The ACLU's Sellout on Watch Lists
Why did the civil liberties group effectively endorse a federal program it has repeatedly criticized?
Everyone has a price. For the American Civil Liberties Union, it turns out to be about half a million dollars.
Last week, the ACLU published a study condemning federal laws that are designed to prevent charities from providing "material support" for terrorism. Those laws, the report says, "are in desperate need of re-evaluation and reform." Among other injustices, they "punish wholly innocent assistance to arbitrarily blacklisted individuals and organizations, undermine legitimate humanitarian efforts, and can be used to prosecute innocent donors."
The ACLU often refers to federal terrorism watch lists as "blacklists"—which, in effect, they are. But focus on the whole phrase, "arbitrarily blacklisted individuals."
An essential component of the ACLU's complaint is that poorly managed watch lists make it easier for the government to harass or destroy innocent Muslim-American charities. For years, the ACLU has criticized those lists—as they are applied both to organizations and to individuals.
But, for years, the ACLU has also effectively endorsed those lists—for money.
Former ACLU board member Wendy Kaminer writes about the organization's watch-list hypocrisy in her new book, Worst Instincts: Cowardice, Conformity and the ACLU. Most of the story, though, was already part of the public record.

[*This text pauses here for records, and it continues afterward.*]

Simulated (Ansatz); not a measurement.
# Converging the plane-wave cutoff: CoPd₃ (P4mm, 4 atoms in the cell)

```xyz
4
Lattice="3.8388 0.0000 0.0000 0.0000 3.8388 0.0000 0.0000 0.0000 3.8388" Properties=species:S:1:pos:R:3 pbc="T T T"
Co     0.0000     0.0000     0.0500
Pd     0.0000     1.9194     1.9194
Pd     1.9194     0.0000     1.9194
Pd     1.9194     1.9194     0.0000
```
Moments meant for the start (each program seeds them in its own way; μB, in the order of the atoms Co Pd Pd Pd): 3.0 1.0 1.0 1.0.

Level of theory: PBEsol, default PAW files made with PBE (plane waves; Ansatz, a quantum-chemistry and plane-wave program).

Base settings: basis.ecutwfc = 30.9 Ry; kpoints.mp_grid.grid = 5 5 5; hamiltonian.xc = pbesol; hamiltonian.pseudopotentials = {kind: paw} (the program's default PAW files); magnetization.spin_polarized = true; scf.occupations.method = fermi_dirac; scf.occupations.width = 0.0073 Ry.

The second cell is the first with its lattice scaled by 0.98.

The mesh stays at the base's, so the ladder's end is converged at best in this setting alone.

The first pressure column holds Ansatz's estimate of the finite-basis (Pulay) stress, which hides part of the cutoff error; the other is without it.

In 2004, ACLU Executive Director Anthony Romero signed the organization up for the Combined Federal Campaign—a government program that facilitates charitable giving by federal employees. Participation, Kaminer wrote, was expected to net the ACLU about $500,000 a year.
But the contract included a distressing requirement: The ACLU would have to check its employee rolls against federal watch lists.
It's already illegal to employ anyone on the government's Specially Designated Global Terrorists or Specially Designated Nationals and Blocked Persons lists, but that doesn't mean that the ACLU had to volunteer compliance with those laws in exchange for money—especially when the ACLU was and remains concerned about the effect of watch lists on civil rights and liberties.
When the ACLU signed onto the CFC, it became complicit in government practices that its new report says "are neither fair nor effective, and are undermining American values of due process and fairness."
You begin to feel doubly bad for the Muslim-American charities. They are racked by federal watch-list laws—and their strongest ally is an organization that sold out its own principled opposition to those laws.
Perhaps criticizing the ACLU on these grounds is nitpicking. The group's obeisance to objectionable federal watch-list laws was merely symbolic, after all. The CFC contract entailed no greater responsibility than that which the law already mandated.
But civil-liberties advocates work daily in a world that understands how important symbolism can be. With good cause, the ACLU often nitpicks federal policies that amount only to marginal violations of civil liberty—because rules are rules, and the government should deliver fully on its promises to respect our rights.
Well, ideals are ideals, and the ACLU compromised theirs for half a million dollars a year. A pittance, really, but apparently enough to override principle.